Critics question the millions of dollars spent to defend South Gate and Cudahy officials under investigation for political corruption.

November 11, 2002|Richard Marosi | Times Staff Writer

Two of the region's poorest cities have spent millions of dollars in public funds to defend officials under investigation for political corruption, and are resisting public scrutiny of the bills.

In South Gate, legal fees in criminal cases now approach $1.5 million, 10% of the annual budget. In Cudahy, the county's second-poorest city, attorney fees have cost nearly $800,000, about half of the city's emergency reserves.

As costs mount, so do questions from critics about the legality and size of the bills.
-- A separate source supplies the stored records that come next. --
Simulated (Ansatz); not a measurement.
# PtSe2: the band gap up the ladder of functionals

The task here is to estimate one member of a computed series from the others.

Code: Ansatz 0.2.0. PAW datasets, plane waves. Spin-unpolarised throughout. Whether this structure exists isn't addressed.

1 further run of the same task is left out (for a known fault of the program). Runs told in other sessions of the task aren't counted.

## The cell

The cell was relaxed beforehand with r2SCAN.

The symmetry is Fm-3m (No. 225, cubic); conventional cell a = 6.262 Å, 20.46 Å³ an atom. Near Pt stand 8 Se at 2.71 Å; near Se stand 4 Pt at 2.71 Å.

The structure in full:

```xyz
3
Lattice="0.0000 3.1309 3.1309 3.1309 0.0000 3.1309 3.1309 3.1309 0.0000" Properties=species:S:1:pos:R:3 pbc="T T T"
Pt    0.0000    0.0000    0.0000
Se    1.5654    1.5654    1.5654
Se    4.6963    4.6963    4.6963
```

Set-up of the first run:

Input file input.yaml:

Politicians in both cities insist that publicly financed defenses are necessary to protect themselves and their colleagues from overzealous prosecutors.

But a judge in one South Gate case has ordered the city to halt payments to one law firm after he was persuaded by residents' arguments in a lawsuit claiming that the defense payments amounted to a gift of public funds.

In another case, the same law firm, Sheppard, Mullin, Richter & Hampton, billed the city $613,000 for representing Treasurer Albert Robles in a grand jury investigation in which he appeared only briefly and did not testify.

The attorney at the center of the controversy, Thomas M. Brown, refused to answer questions about his firm's fees. Brown's firm has charged as much as $425 an hour for his services.

The controversy comes two years after Dist. Atty. Steve Cooley launched investigations countywide into allegations of municipal corruption.

The legal dream teams hired in South Gate and Cudahy include former federal prosecutors and a former state Supreme Court justice from some of Los Angeles' most prestigious and expensive law firms. One member of the Cudahy defense team is former Dist. Atty. Robert Philibosian. A key campaign supporter of Cooley, he is a partner of Brown's at Sheppard Mullin.

City officials in South Gate refused requests from The Times for access to the billing statements, citing attorney-client privilege.

"Some of these city councils are authorizing these outrageous, obscene amounts of money for these defense attorneys ... without any basis," Cooley said. "It's just another example of their corruption."

Defense attorneys blame Cooley. They accuse his prosecutors in the public integrity unit of badgering and humiliating witnesses, and of pursuing politically motivated cases.

"The public integrity unit has no integrity," Brown said.

His co-counsel, George B. Newhouse Jr., one of eight defense lawyers in the South Gate investigations, called the prosecution "an assault on democracy in South Gate. The city will not countenance having its elected officials ousted by any means other than the ballot box."

It is common for municipalities to pay for the defense of public officials when their actions could subject city taxpayers to civil lawsuits and liability, such as in police misconduct or sexual harassment cases.

In public corruption cases, councils often follow different legal strategies, based on whether they believe that the public interest is at stake. Councils in Bell Gardens and Huntington Park have decided to let alleged wrongdoers in their cities defend themselves.

Brown has said that he plans to report Cooley to the State Bar of California for allegedly contacting some of his clients improperly. Cooley's prosecutors no longer speak with Brown without a court reporter present.

In South Gate, a working-class city of 96,000, almost every elected official has been under investigation within the last year. Brown represents Robles, the city's perceived political boss, in two cases. In one, Robles was subpoenaed as part of a grand jury investigation last year that ended with two allies pleading no contest to electoral fraud charges.

Appearing before the grand jury in December, Robles invoked his 5th Amendment right against self-incrimination and did not testify. He made one other brief court appearance, and he was never charged with a crime.

Brown's firm billed South Gate for $78,000 during the month of Robles' grand jury appearance, and the fees escalated dramatically in the ensuing months. A review of one heavily edited billing statement obtained by The Times shows that Brown and his associates -- billing from $225 to $405 per hour -- worked 175 hours in March.

Prosecutors said that was after the grand jury proceedings had ended and Robles was not a suspect. The fees eventually topped more than $600,000.

Brown's bills continued to mount after Robles was charged in April with threatening to kill two state lawmakers. Robles' critics thought that the city should refuse to pay for his defense.

Under state law, a public entity is not required to provide for the defense of an employee who is charged with a crime unless the illegal act is committed within the scope of the worker's official duties.

Newhouse, Brown's co-counsel, argued that the alleged death threats, even if true, were a form of protected political speech and that Robles was acting within his duties as city treasurer when he uttered them.